This at least would avoid the need to use dubious out-of-band mechanisms to create a necessary part of any implementation.

It's also nice to keep the current traffic on the Raft TCP connections mostly in line with the Raft paper, which keeps things easier to reason about.

I understand this, but is it really that awkward to exclude certain message types from consideration? The traffic is still there and important, even if it isn't in-band on the same TCP connection AFAICS.

slackpad commented 8 years ago

Hi @rogpeppe

For expiration timer kind of stuff, isn't that potentially problematic anyway because it implies that application of a log entry isn't deterministic with respect to the state machine?

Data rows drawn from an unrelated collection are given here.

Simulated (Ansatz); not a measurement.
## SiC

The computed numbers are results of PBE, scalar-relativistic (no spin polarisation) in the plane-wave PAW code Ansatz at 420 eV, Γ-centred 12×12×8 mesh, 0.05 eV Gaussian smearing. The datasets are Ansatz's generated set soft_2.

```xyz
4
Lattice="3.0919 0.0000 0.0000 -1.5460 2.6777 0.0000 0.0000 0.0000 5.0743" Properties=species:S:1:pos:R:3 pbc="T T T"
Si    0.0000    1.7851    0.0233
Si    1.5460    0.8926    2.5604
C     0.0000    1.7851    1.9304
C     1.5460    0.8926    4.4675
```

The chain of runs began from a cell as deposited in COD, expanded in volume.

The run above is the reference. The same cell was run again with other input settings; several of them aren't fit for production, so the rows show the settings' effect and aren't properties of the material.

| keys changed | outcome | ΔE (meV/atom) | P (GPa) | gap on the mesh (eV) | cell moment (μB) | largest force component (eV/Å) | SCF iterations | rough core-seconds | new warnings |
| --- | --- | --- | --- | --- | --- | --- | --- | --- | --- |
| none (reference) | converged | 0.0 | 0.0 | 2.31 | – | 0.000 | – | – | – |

That's exactly right. We forward the client's RPC to the leader which then makes the decision whether or not to call Apply() as part of that handler. I was just making that case that we probably wouldn't want to magically forward at the Apply() level, at least for some use cases.

One possible alternative to my original proposal is to provide the capability to forward arbitrary RPC requests to a peer within the same communication channel.

This could work in some basic cases, but I think it's still hard to make a robust general RPC forwarding solution without adding more complicated plumbing. Would we open a new connection for each of these RPCs, or mix it in with the long-running pipeline pipeline connection, etc.

I think I'd hesitate to take this change because the projects we maintain that depend on Raft wouldn't use it in any way.

I think that's my main objection - this would be a not-so-robust basic feature that we wouldn't use ourselves, so it would become kind of a liability / extra complexity.

Thinking about this more, maybe the right thing to do is to make it easier to run Raft on top of a connection multiplexer like https://github.com/hashicorp/yamux. That would benefit Raft by sharing a single connection even internally (we have special transport support for pipelining) and by sharing the same multiplexer given to Raft with other parts of the application, you could use it for other things in a way that's completely unknown to Raft's interfaces and internals. We'd use this as well :-)

rogpeppe commented 8 years ago

Thinking about this more, maybe the right thing to do is to make it easier to run Raft on top of a connection multiplexer like https://github.com/hashicorp/yamux. That would benefit Raft by sharing single connection even internally (we have special transport support for pipelining) and by sharing the same multiplexer given to Raft with other parts of the application, you could use it for other things in a way that's completely unknown to Raft's interfaces and internals. We'd use this as well :-)

Yes, this seems like a nice possibility - a Transport implementation that layered onto an interface compatible with or easily implemented by yamux.Session perhaps. Unfortunately I don't think it would be immediately straightforward to share an existing yamux.Session with Raft, because when doing an Accept, there's no way to know which component at the other end is doing the Open, so there'd be no way for the transport to accept only connections intended for Raft. I guess one could change yamux to provide support for sending a stream identifier with the Open (yamux could implement a Listen method to listen for connections on a particular identifier), layer something on top of yamux to do that, or the transport implementation could itself implement a similar interface to yamux.

Do you think there would be adverse implications from using a single TCP connection for all traffic (including independently streaming snapshots) rather using using a TCP connection for each concurrently running operation as currently?

josephglanville commented 8 years ago

We multiplex connections between the Raft RPC layer and our client HTTP layer in Flynn's discoverd using a basic TCP multiplexer. The multiplexer is at https://github.com/flynn/flynn/blob/master/pkg/mux if it's something you want to take a look at. We do use a custom transport though, though I am pretty sure even the standard transport would work as you can just give it a net.Listener. Using a multiplexer is nice because it means all communication happens on a single port.

rogpeppe commented 8 years ago

This could work in some basic cases, but I think it's still hard to make a robust general RPC forwarding solution without adding more complicated plumbing. Would we open a new connection for each of these RPCs, or mix it in with the long-running pipeline pipeline connection, etc.

From my naive understanding of the code, a Transport is already required to implement some kind of RPC interface (for example we have genericRPC in NetworkTransport) so it should be trivial to implement an RPC request in the same framework. As with the other RPCs, it would use a new connection if an existing connection wasn't available.

Thanks for the pointer to discoverd's implementation - that's interesting. I'll keep on investigating and playing around with this.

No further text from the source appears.